Chesapeake Exploration, L.L.C. v. Hyder
No. 14-0302
Case summary written by Nirav Patel, Executive Managing Editor.
CHIEF JUSTICE HECHT delivered the opinion of the Court, in which JUSTICE GREEN, JUSTICE JOHNSON, JUSTICE BOYD, and JUSTICE DEVINE joined.
Chesapeake Exploration, L.L.C. (Chesapeake) acquired a mineral lease in the Barnett Shale, consisting of nearly 950 acres. The lease contained a lessor’s royalty for 25% “of the price actually received by the Lessee” for all gas production. The royalty was to be “free and clear of all production and post-production costs and expenses.” The lease also contained a “perpetual, cost-free (except only its portion of production taxes) overriding royalty” of 5% of gross production obtained from any directional wells.
The lessors, the Hyder family, filed suit after discovering post-production expense deductions from their lessor’s royalty and overriding royalty. The trial court rendered judgment for the Hyders, determining that the post-production costs were wrongfully deducted from the royalties. The court of appeals affirmed. On appeal to the Supreme Court of Texas, Chesapeake only challenged the lower court’s judgment regarding the overriding royalty.
The Court first noted that an overriding royalty is generally free of production costs, but subject to post-production costs, such as transportation costs and taxes. This general rule, however, can be modified by agreement of the parties. Chesapeake argued that the cost-free language in the overriding royalty clause did not make it free of post-production expenses. Rather, Chesapeake stated that this language was merely repeating the general rule that an overriding royalty is free of production costs. The Hyders argued that the “cost-free” language must be given effect and that the only way to do so would be to interpret it as free of post-production costs, in addition to being free of production costs.
The Hyders also drew the Court’s attention to the parenthetical exception for production taxes in the cost-free language of the overriding royalty. The Court noted that “[i]t would make no sense to state the royalty is free of production costs, except for postproduction taxes.” According to the Court, this would be similar to saying “no dogs allowed, except for cats.” Ultimately, the Court affirmed the court of appeals’ decision—the overriding royalty was free of both production and post-production costs.

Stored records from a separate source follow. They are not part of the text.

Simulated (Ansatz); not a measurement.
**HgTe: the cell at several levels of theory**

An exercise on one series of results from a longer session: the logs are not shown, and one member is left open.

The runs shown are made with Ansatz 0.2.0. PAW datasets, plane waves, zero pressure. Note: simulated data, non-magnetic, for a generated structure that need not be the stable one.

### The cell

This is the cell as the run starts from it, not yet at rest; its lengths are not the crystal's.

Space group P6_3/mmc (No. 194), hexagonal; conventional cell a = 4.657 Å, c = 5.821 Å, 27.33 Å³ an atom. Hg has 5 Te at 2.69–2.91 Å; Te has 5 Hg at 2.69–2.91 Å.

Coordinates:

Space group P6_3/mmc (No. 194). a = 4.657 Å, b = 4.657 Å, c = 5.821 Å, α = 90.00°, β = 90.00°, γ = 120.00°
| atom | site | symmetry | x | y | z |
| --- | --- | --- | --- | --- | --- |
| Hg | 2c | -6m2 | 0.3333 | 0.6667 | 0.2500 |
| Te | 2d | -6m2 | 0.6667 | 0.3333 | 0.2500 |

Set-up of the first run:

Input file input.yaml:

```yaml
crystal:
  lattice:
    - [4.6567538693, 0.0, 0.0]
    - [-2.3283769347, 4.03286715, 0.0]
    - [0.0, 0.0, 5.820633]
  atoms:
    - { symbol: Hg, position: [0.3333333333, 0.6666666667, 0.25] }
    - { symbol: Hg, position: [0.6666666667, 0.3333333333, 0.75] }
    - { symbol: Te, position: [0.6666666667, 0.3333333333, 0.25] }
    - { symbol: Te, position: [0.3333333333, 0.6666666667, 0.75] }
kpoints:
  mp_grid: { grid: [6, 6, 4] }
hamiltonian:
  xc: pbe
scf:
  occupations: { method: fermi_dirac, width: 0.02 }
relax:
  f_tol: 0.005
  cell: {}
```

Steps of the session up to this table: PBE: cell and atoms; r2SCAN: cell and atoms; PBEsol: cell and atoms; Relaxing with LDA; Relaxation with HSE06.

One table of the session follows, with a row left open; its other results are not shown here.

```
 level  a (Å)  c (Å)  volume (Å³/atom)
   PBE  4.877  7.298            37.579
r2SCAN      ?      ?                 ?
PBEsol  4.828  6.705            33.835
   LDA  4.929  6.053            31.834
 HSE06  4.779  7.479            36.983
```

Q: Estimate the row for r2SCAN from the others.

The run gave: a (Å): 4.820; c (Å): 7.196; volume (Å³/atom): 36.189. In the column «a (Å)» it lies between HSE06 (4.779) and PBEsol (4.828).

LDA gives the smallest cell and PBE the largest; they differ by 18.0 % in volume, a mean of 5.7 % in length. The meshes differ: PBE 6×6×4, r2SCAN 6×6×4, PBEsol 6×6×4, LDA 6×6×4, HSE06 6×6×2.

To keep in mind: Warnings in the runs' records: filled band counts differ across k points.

The Court did not give any effect to a so-called Heritage disclaimer in the lease, which stated that the Court’s 1996 decision in Heritage Resources v. NationsBank N.A. should have no effect on the lease. The Heritage decision did not directly apply to this case because the Heritage royalty was based on market value at the well, while the overriding royalty in this case was based on gross production.
JUSTICE BROWN, joined by JUSTICE WILLET, JUSTICE GUZMAN, and JUSTICE LEHRMANN, dissenting.
The dissenting Justices did not agree that the cost-free language of the overriding royalty could only refer to post-production costs. They noted that parties commonly decide to state that the royalty interest is free of production costs, even though this is the general rule. Thus, the dissenting Justices did not think the cost-free language expressed “an intent to abrogate the default rule that the lessee bears post-production costs.” Finally, the Court noted that production taxes are not always post-production costs and that parties “often allocate tax liability on the royalty owners while at the same time specifically emphasizing that the royalty is free from production costs.” Thus, the dissenting Justices did not think the reference to production taxes supported the Hyders’ argument that “cost-free” means free of post-production costs.